I've been using sql.js-httpvfs to get full-text search on a static Github Pages site [1]. (Just make sure you have fts5 enabled on your database.) It works astonishingly well.

[1] https://matrixlogs.bakkot.com/WHATWG/search?q=database

noman-land · on July 6, 2023

This is awesome. Maybe you can help me figure out the best way to search. The transcriptions are one row per word since each word is timestamped. I'm currently just doing client side search in JS for the titles and descriptions but I'll have to do proper SQL search for the body of the transcriptions. What's the best way to search for strings of text if the db is one row per word (~4 million rows)?

electroly · on July 6, 2023

In theory you can add an index on the token text column and then implement full text searching yourself using the index to find the set of documents containing each search term, counting the occurrences per document, and combining the results from all the terms. But FTS5 already does that for you, and it's more efficient than the above.

The traditional FTS5 technique as documented [0] should work, same as if this were a local SQLite database. You'll have to duplicate the transcriptions into TEXT form (one row per document) and then use FTS5 to create a virtual table for full text searching. The TEXT form won't actually be accessed for searching, it's just used to build the inverted index.

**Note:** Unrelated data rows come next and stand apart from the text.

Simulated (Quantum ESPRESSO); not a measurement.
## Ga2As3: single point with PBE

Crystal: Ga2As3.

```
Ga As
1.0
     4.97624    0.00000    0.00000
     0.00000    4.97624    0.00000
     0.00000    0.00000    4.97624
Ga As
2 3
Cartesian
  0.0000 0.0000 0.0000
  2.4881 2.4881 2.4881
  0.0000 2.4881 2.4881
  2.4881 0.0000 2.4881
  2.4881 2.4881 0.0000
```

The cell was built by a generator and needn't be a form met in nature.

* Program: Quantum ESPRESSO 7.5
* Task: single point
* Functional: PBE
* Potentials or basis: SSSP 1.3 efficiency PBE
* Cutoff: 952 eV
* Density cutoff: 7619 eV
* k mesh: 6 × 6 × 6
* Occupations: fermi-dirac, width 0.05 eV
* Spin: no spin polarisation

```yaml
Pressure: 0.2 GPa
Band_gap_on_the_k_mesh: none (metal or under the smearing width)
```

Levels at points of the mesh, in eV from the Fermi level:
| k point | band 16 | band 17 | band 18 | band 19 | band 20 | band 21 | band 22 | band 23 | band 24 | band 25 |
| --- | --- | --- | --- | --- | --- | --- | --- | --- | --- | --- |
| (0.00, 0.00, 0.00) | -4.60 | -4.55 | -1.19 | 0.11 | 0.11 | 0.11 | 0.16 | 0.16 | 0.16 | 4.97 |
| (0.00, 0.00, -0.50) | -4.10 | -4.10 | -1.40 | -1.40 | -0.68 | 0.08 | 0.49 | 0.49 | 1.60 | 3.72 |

[0] https://www.sqlite.org/fts5.html

bakkoting · on July 6, 2023

I don't know enough about how FTS works to help, I'm afraid. I don't know if it's possible to search across multiple rows.

Were I in your position I'd just create a copy of the DB with the full transcript in each row and run the search against that. If you only have 4 million words, creating an extra copy of the database shouldn't be prohibitively large.

zX41ZdbW · on July 7, 2023

I recommend checking a similar project - storing ClickHouse databases on GitHub pages for serverless analytical queries: https://github.com/ClickHouse/web-tables-demo

eterevsky · on July 6, 2023

I don't know much about SQLite internals, but on the face of it it sounds hacky as hell (pardon if I'm wrong).

Wouldn't it be better to make a proper client-server API similar to traditional SQL databases, but on top of SQLite?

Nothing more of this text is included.